Two fundamental characteristics of forecast verification problems—complexity and dimensionality—are described. To develop quantitative definitions of these characteristics, a general framework for the problem of absolute verification (AV) is extended to the problem of comparative verification (CV). Absolute verification focuses on the performance of individual forecasting systems (or forecasters), and it is based on the bivariate distribution of forecasts and observations and its two possible factorizations into conditional and marginal distributions.

Comparative verification compares the performance of two or more forecasting systems, which may produce forecasts under 1) identical conditions or 2) different conditions. The first type of CV is matched comparative verification, and it is based on a 3-yariable distribution with possible factorizations. The second and more complicated type of CV is unmatched comparative verification, and it is based on a 4-variable distribution with 24 possible factorizations.

Complexity can be defined in terms of the number of factorizations, the number of basic factors (conditional and marginal distributions) in each factorization, or the total number of basic factors associated with the respective frameworks. These definitions provide quantitative insight into basic differences in complexity among AV and CV problems. Verification problems involving probabilistic and nonprobabilistic forecasts are of equal complexity.

Dimensionality is defined as the number of probabilities that must be specified to reconstruct the basic distribution of forecasts and observations. It is one less than the total number of distinct combinations of forecasts and observations. Thus, CV problems are of higher dimensionality than AV problems, and problems involving probabilistic forecasts or multivalued nonprobabilistic forecasts exhibit particularly high dimensionality.

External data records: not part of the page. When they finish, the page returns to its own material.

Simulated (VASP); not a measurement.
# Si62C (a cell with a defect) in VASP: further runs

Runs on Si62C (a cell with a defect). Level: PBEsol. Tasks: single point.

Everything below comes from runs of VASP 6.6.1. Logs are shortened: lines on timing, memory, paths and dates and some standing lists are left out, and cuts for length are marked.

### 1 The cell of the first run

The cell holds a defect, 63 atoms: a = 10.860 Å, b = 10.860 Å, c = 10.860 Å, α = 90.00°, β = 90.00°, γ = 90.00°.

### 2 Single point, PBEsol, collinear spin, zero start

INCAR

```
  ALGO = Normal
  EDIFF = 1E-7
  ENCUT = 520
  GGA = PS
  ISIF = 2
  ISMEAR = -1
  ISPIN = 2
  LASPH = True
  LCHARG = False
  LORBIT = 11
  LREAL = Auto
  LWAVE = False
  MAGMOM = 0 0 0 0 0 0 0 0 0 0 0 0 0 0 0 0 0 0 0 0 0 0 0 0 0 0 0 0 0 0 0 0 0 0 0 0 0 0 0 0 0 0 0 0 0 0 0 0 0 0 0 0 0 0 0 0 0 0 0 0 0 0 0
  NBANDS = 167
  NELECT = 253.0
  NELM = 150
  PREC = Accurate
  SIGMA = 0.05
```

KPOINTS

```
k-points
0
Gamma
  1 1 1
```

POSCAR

Issues related to the implications of these concepts for verification procedures and practices are discussed, including the reduction of complexity and/or dimensionality. Comparative verification problems can be reduced in complexity by making forecasts under identical conditions or by assuming conditional or unconditional independence when warranted. Dimensionality can be reduced by parametric statistical modeling of the distributions of forecasts and/or observations.

Failure to take account of the complexity and dimensionality of verification problems may lead to an incomplete and inefficient body of verification methodology and, thereby, to erroneous conclusions regarding the absolute and relative quality and/or value of forecasting systems.